The 1.7-kiloton Plumbob Rainier was totally contained only when detonated 899 feet underground. I feel confident an explosion 8+ orders of magnitude more energetic wouldn't fail to punch through 9 times more ground and therefore that radioactive fission products from this will enter the atmosphere. However, I have no idea of the relationship between nuclear detonation magnitude and resultant fission product radioactivity produced, nor the relationship between impact energy and the mass of dust kicked into the atmosphere — a significant consideration, given the amount of energy involved here.
With this in mind, the question is: how bad is this going to be for the environment/biosphere?
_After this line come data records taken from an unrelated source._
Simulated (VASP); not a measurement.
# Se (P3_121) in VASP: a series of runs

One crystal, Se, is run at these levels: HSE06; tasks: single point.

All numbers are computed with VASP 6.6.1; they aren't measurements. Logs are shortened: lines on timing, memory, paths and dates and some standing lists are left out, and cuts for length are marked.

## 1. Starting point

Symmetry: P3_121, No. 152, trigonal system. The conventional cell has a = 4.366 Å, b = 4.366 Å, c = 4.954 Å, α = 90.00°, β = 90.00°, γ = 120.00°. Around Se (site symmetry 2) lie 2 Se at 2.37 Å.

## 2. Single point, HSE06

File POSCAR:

There are many factors to consider:
- the initial shockwaves — expressed both as atmospheric overpressure and via earthquake
- debris rainout
- ash and dust injected into the atmosphere; if you can, provide a quantity in tons so I can compare it with the Chicxulub impact
- radionuclides injected into the atmosphere; if you can, provide a quantity in becquerels/curies/etc. so I can compare it with Chernobyl
Assume this is detonated on Earth. Where on Earth? I'm not sure it matters, this thing is going to be a problem for all of the Earth. If it does matter, assume it pops off right in the middle of Kansas City.
Bonus: how quickly afterwards would it be possible to safely colonize the multi-tens-of-kilometers-wide crater I assume would be left over? The radiation would die down within the year — the Sedan crater proved that much — but what about the heat?